The Telecommunications and Other Legislation Amendment (Assistance and Access) Bill 2018 (Cth) received Royal Assent on 8 December 2018 (the "Act").
Broadly speaking, the Act will extend law enforcement assistance obligations (which previously only applied to Carriers and Carriage Service Providers ("CSPs") under Australia's Telecommunications Act 1997 (Cth) and related legislation) to a much broader range of suppliers of communications services and equipment, software providers and device manufacturers, both within Australia and overseas.
Why was the Act introduced?
The Act was introduced in response to the increasing challenges posed by new technologies, such as encryption, to law enforcement and intelligence agencies when investigating serious criminal acts. It is an attempt to leverage, and mandate, the technical assistance of industry in order to better equip law enforcement and intelligence agencies with the communications and information they require to investigate serious crimes, whilst also balancing the public interest in maintaining strong encrypted communications systems.

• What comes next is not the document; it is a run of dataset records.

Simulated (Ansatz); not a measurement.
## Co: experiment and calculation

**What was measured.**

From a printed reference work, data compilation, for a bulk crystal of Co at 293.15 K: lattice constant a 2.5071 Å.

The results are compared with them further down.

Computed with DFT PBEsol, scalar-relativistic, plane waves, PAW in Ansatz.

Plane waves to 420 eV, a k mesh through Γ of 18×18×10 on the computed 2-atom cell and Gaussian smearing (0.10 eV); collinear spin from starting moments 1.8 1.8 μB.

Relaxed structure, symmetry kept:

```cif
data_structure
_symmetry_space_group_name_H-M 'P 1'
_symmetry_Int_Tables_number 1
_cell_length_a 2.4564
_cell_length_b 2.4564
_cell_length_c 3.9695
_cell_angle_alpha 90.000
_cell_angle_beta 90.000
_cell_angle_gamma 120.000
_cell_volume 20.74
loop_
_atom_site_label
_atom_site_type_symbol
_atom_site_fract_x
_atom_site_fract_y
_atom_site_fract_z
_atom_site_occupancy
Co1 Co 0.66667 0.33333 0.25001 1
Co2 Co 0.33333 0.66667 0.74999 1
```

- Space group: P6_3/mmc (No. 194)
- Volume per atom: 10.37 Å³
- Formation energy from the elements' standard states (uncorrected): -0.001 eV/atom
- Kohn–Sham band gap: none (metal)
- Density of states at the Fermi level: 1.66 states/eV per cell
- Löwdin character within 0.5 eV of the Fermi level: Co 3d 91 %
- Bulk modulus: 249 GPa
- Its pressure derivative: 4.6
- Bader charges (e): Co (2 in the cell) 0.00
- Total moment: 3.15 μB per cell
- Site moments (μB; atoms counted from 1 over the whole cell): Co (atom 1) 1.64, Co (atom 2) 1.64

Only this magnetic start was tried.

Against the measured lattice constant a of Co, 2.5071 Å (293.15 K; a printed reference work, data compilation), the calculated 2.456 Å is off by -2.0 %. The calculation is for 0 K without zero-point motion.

The explanatory material accompanying the Act's introduction makes clear that the intended targets of the Act include individuals and organisations misusing and exploiting new communications technologies (including, in particular, secure messaging applications, social media and VoIP services) to engage in 'organised crime, terrorism, smuggling, sexual exploitation of children and other crimes' (Explanatory Memorandum, paragraph 4).
As well as being driven by national security concerns, the introduction of the Act was, in part, driven by geopolitical concerns. The need for a more effective framework for procuring technical assistance from industry has been on the agenda of the Five Eyes nations (which comprises the UK, Canada, New Zealand, the USA and Australia) for some time now – it was a key item of the discussions that took place between the intelligence network at the meetings in Ottawa last year.
With the passage of the Act, Australia becomes the first of the Five Eyes nations to introduce an industry assistance framework of this kind in legislative form.
Who will the Act affect?
The Act extends law enforcement assistance obligations to a new category of regulated entity – 'designated communications providers'. This captures any provider of communications services and devices in Australia, irrespective of where they base their operations. This includes providers of 'electronic services', software/suppliers and equipment and device manufacturers.
By capturing suppliers of 'electronic services' within the new category of 'designated communications providers', the Act will extend the reach of current legislation by capturing services which use the internet for carriage, such as OTT service providers.
How does the Act operate?
New industry assistance framework
The Act will expand the powers of law enforcement and intelligence agencies to regulate Carriers and CSPs, by strengthening the agencies' collection capabilities and introducing a new framework for industry assistance. This will include the following key reforms:
- a technical assistance regime, whereby designated communications providers may voluntarily assist agencies under a "technical assistance request" ("TAR"), or be required to do so pursuant to a technical assistance notice ("TAN") issued by the head of an interception agency or ASIO; and
- a technical capability notice regime, whereby a designated communications provider may be required to do certain 'acts or things', including building a capability in accordance with a technical capability notice ("TCN") issued by the Attorney-General (and approved by the Minister).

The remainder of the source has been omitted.